Wednesday, December 29, 2010

Let's talk of what inspires copy cats

Where do you draw the line between a person who copies everything good that you do, acquire or achieve because you are an -inspiration and a person that is driven by jealous rivalry and simply does not want to be outdone by you?

I am sure that many of us can relate to this type of copy cat situation. I have met people who have sold their cars, still in perfect condition and upgraded to more expensive models that they struggle to pay for just because a friend bought a new car. I have met parents who have sent their children to certain schools or universities only because someone else they know had chosen that very institution. Even small decisions such as buying clothes at times centre on what someone else’s wardrobe is like.

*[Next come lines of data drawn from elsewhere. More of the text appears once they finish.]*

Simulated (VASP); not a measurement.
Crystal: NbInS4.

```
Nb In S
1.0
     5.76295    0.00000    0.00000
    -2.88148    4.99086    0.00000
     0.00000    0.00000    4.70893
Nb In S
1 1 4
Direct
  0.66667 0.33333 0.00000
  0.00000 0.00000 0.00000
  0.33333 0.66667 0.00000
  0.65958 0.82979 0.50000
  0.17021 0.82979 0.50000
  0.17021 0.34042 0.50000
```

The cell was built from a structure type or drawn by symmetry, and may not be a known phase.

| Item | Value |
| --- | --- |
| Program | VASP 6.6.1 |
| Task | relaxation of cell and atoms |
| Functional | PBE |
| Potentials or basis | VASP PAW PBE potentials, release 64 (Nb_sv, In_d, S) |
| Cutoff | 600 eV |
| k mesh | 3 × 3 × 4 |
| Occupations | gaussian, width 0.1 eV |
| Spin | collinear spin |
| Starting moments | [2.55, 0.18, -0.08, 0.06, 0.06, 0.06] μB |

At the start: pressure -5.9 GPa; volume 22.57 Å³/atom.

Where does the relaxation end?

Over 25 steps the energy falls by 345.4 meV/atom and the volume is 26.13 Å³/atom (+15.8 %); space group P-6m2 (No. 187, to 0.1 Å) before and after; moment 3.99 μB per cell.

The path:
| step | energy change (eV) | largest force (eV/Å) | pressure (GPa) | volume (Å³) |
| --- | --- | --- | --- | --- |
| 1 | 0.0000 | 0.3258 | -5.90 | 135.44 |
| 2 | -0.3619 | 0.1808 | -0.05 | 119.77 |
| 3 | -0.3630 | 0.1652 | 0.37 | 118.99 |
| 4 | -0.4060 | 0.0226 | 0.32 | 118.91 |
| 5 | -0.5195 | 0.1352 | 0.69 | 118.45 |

Back to my original question; when our friends always seem to want to achieve the same as us or better, should we always be flattered and applaud ourselves for being shining examples that inspire others? I think we should unless of course our friends display tell-tale signs of being driven by the wrong motives. If your friend does not openly express happiness at your thriving, new business venture or the new house that you have moved into but they quietly pursue the same, it is most likely a sign of jealousy. This is especially true when such "friends" are only friendly when it is them that have made the latest new acquisition, not the other way round. They expect you to share in the joy of their achievements but they do not share in yours. A friend who genuinely sees the good in what you have done or have achieved, will admit it and openly express to you that they have been motivated or educated by you to do the same and will ask for your winning recipe .

Another distinguishing factor is the extent to which a person follows in your footsteps. I do not care how extraordinary you are and how fine your taste is, there is no way that anyone can want to drive the same car that you drive, wear the same clothes as you do, frequent the same stores as you, decorate their house the same way as you and all of this at the same time as you!

Is the rivalry driven copy cat someone to worry about? Not necessarily, at times competition of any kind is good for us and keeps us on our toes. It can also be good for the ego to know that you are a trend setter. As human beings however, there is always an element of rivalry in all of us and we always want to be known as unique achievers more than trend setters. When someone else achieves the same as us, we tend to see it as threat and would rather change to something else that no one else has done or has ownership of. We need to guard against being sucked into this unhealthy frame of mind as it can lead to us losing focus of our lives and goals. We could end up wasting money and time on things that we do not need but want as a means of outdoing those that seek to outdo us. My advice is: Live your life for yourself and if copycats copy you, good for them, do not let it put you under unnecessary pressure to over perform.